Name an actor who never got his due: Bruce Dern. He got typecast playing villains and mentally damaged characters for much of his career.
Early in his acting career, Dern made his way through many supporting television and film roles, often in Westerns. Wisecracking and folksy, but menacing, he brought a different game as a heavy. He was not your central casting bad guy, which explains why he worked so much, but so began the typecasting that would plague his career.
Dern was part of the group of actors emerging in the 1960s that played rebellious and often anti-heroes. Jack Nicholson, Peter Fonda, Dennis Hopper, Robert Blake, Harry Dean Stanton and Dern were the core of this group. Although the occasional big studio feature, mostly these actors worked in B films and television. Roger Corman and American International Pictures made a lot of films for the booming drive-in theater pipeline. These actors took advantage of the freedom found in motorcycle films, horror, Westerns and the youth market in general.
Dern’s first featured role was in The Wild Angels (1966), directed by Corman. A motorcycle film starring Fonda and Nancy Sinatra, the film was a huge hit and led to many more motorcycle-themed films, and made Fonda a counter-culture star.
In 1967, Dern made another film with Fonda and Corman, The Trip, about the Fonda character’s LSD experience. The same year, Dern had parts in The War Wagon, St. Valentine’s Day Massacre, Waterhole No. 3 and Will Penny. Dern began playing villains in high profile films, but would also go back to low-budget films for scarier, more psychologically damaged characters.
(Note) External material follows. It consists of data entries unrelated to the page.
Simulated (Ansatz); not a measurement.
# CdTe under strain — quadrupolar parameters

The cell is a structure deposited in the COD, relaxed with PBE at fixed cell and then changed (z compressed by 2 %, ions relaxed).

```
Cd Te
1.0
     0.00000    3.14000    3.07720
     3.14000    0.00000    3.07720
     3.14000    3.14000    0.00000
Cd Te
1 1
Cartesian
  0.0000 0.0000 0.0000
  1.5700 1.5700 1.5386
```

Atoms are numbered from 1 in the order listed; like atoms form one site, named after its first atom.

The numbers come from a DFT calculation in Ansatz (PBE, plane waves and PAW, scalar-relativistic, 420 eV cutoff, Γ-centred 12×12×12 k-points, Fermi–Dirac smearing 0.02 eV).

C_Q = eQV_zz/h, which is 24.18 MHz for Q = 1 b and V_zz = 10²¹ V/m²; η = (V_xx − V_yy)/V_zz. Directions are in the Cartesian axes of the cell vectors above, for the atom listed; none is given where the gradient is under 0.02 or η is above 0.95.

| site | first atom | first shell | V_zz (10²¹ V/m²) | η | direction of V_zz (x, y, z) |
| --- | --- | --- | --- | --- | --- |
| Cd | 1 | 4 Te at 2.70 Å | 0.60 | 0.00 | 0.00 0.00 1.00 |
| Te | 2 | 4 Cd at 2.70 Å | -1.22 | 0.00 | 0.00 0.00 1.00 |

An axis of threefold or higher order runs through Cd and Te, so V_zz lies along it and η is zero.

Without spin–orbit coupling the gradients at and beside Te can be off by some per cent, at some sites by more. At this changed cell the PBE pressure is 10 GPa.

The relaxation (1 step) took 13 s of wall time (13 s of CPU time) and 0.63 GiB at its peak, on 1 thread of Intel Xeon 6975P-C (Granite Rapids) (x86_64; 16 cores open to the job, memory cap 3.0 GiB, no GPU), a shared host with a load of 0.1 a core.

Dern would have featured roles in films like Psych Out, The Cycle Savages, Bloody Mama, The Rebel Rousers and Thumb Tripping. He continued with supporting roles in big films like Castle Keep, Hang’ Em High, They Shoot Horses, Don’t They? and Number One. Dern turned in a fine comedic performance in James Garner’s Support Your Local Sheriff, a film with many fine character actors. Dern held his own while lampooning his usual villain role. Dern even landed a starring role in a low-budget film, The Incredible Two-Headed Transplant.
Dern’s star was beginning to rise. He made another film with John Wayne, The Cowboys (1972), where he played a vicious murderer, who kills the Wayne character. He landed co-starring roles with friend Jack Nicholson in Drive, He Said and The King of Marvin Gardens, with the latter film giving him positive notices, although the film received mixed reviews and was not a hit. Dern finally landed a starring role in the science fiction film, Silent Running, directed by special effects expert Douglas Trumbull. Dern is the botanist on board a spaceship working on a plan to reforest the Earth after all plant life is gone. This was the kind of thoughtful performance Dern was capable of giving. Although the film was not a big hit, and critics attacked the accuracy of the science, it gave a very positive environmental message.Over the next few years, Dern would star or co-star in a variety of high profile films, as he was entering an important phase of his career. The Laughing Policeman was a murder-mystery, which gave Dern a chance to play a prejudiced cop with a bushy mustache. I like the film, but do not understand the notion of Dern’s character. Why make him so unlikeable?
Even Dern’s mainstream films usually give him off-beat characters to play. Dern returned to Westerns for Pat Garrett and Billy the Kid and Posse, although neither really advanced his career. The Great Gatsby (1974) was his biggest film to date, a co-starring role with Robert Redford, Mia Farrow and Sam Waterston. The film made money but received very mixed reviews and faded from public view.
Dern received a great role in a forgotten, but wonderfully satirical film, Smile, directed by Michael Ritchie. Dern also starred in Alfred Hitchcock’s last film, Family Plot, which was a comedy-mystery. Dern plays one of his most “normal” characters, a bit of dimwit who becomes involved with jewel thieves. Dern was every effective and underplays the foibles of his character. The film received generally good reviews but did not become a huge hit.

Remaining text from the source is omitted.